In writing in January about the first release from Planning the Rebellion, the college-age duo of brothers Robert and Scott Cerny, I said, "The band excels when it embraces its electronic elements fully." (See "Unwasted Youth," River Cities' Reader Issue 614, January 3, 2007.)

I mention this because for their second recording, bafflingly titled Volume 2, the Quad Cities-bred Cernys seem hell-bent on making a fool out of me, or at least calling my judgment into question. The self-recorded CD - roughly 30 minutes of music in nine songs - chucks the electronic processing until the coda that is the final track, and instead tries to skate by on voice, acoustic guitar, and piano.

And we're not talking about built-up layers; the Brothers Cerny stick with simple melodies, and even harmony vocals are rare. The gall!

I'm joking, but the choice is bold and daring. Such a rudimentary musical backing leaves the singer and lyrics naked and acts like a magnifying glass on any flaws. The tunes on Volume 2 aren't an afterthought, but they're primarily background elements accenting Robert's singing and words.

That voice walks a line between tentative and confident, and artless and tuneful, lending even weaker lyrics a compelling genuineness.

Lyrically, Volume 2 offers some surprising maturity. The lead song, "How It Goes," features a chorus that suggests the narrator understands how linked we are, and he implicitly acknowledges his responsibility to the people he affects: "I'm walking in your story / I'm staring at a blank page / Sometimes I don't know what to write."

On "Green Grass & Subdivisions," the duo highlights meaningless words through repetition, and there seems to be an inarticulate but honest struggle with expectations of normalcy: "My pretty house and my pretty wife / Everything's as pretty as it should be / But mother, I'm sorry this is not me / Family portraits / Everyone who's smiling should be / But they're all looking weird to me."

Robert Cerny's words often cut to truth and show more wisdom that we should expect from someone his age, but that's undercut by less-developed storytelling skills. Volume 2 lacks the telling lyrical details, vivid language, and metaphors that can color and fill out songs and help them make that instant connection with the listener.

Those problems are highlighted on the album's weakest song. "April 16th (He Made the World Weep)" has a sturdy minor-key piano melody and initially sounds like generic grief. But the date gives it the context of the Virginia Tech massacre, and the lyrics are at once too general ("What has happened today? / What do the angels say? / Do they cry like you do?") and strangely rhetorical ("As he chained the door shut with a gun in his hand / When he pulled the trigger did he know what would happen?"). It's a well-intentioned but poorly considered song, earnest and heartfelt but without insight.
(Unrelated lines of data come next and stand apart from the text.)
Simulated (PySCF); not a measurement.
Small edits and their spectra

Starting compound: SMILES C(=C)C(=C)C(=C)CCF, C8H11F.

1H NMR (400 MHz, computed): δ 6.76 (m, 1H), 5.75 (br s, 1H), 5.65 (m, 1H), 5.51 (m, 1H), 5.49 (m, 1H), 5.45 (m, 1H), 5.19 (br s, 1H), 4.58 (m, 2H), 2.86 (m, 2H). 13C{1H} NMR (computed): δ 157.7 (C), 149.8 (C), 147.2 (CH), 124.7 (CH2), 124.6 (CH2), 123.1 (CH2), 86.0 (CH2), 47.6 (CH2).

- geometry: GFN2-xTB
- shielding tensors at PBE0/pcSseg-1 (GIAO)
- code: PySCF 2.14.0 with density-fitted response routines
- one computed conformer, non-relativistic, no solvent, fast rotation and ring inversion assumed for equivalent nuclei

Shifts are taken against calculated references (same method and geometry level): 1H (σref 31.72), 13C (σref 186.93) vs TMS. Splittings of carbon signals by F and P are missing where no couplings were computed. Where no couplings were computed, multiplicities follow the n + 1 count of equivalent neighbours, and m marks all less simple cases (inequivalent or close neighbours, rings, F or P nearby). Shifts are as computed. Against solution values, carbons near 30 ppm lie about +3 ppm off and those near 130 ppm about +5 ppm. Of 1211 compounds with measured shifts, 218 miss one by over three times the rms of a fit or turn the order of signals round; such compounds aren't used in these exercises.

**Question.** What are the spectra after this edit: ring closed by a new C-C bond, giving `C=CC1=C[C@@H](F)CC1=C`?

"April 16th" closes the album on a sour note that's not erased by the brief, atmospheric techno outro, and it reveals an understandable immaturity in Planning the Rebellion. But even with that misstep, Volume 2 confirms the promise of this young duo.

And brevity, as usual, was a wise decision. The choices the brothers have made would become tiresome over the course of a 45-minute album, and instead they opted not to overstay their welcome.

 

Planning the Rebellion will perform at 8 p.m. on Friday, June 22, at Borders in Davenport.